At the end of the story of the deluge in this week’s Torah portion, Noach, God promises: “The waters shall never again become a flood to destroy all flesh.” As a tangible reminder of this covenant with creation, God places the rainbow in the clouds. Nachmanides suggests that it represents an archer’s bow, overturned. By setting the bow’s arc heavenward, God indicates that no more arrows of destruction shall be let loose from above. To this day, the rainbow remains a sign of hope, harmony, and peace.
Yet an old gospel song, made popular by the Carter Family, hints at a darker possibility: “God gave Noah the rainbow sign—no more water but the fire next time.”
These words ring forebodingly prophetic in this age of climate change, which Rabbi Arthur Waskow wisely calls “global scorching” since “warming” sounds far more pleasant than the grim reality that it presents. As the song would have it, God may not flood the earth again, but we humans are doing an awfully efficient job of unleashing our own destruction, by way of fire.
I fear that years from now, when the massive damage caused by climate change is irreversibly done, our children and grand-children will look back and wonder, with deep sadness, why we did so little to avert the disaster unfolding before our very eyes. They will see us as Nero, fiddling while Rome burned.

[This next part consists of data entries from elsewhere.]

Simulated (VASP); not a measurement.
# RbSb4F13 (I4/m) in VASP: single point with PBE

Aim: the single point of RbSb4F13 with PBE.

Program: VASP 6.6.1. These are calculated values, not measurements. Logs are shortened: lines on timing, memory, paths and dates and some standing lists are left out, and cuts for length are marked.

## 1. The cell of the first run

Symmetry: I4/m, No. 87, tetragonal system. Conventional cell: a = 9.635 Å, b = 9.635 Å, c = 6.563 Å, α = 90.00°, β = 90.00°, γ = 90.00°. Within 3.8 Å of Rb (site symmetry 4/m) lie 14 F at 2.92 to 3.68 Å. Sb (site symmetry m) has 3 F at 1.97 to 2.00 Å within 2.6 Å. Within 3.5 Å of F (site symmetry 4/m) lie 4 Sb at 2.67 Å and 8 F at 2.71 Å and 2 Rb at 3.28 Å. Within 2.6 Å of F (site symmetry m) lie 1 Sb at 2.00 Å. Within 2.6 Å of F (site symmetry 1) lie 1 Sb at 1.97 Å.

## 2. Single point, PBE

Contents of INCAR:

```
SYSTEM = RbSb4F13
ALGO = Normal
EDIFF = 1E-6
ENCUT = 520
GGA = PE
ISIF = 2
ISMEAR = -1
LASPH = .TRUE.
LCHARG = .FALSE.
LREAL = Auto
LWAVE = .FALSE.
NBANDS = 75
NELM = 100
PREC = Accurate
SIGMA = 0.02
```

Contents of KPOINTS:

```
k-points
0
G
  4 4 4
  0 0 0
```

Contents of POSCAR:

But while it may, alas, already be too late to completely undo the harm we have done, we can still at least mitigate it. On this week of parshat Noach, let us re-dedicate ourselves to doing what we can. Here at CABI, that effort should include a hard look at our own practices, from how we use our resources to the way we tend our landscape. On Tuesday, Social Action committee chair Tom Rogers and I will be talking with Isaac Nuell of the Reform movement’s Religious Action Center in Washington, DC, about steps that we can take to become part of a growing group of GreenFaith congregations of all religions committed to being better stewards of God’s earth. You’ll be hearing more about this in coming weeks.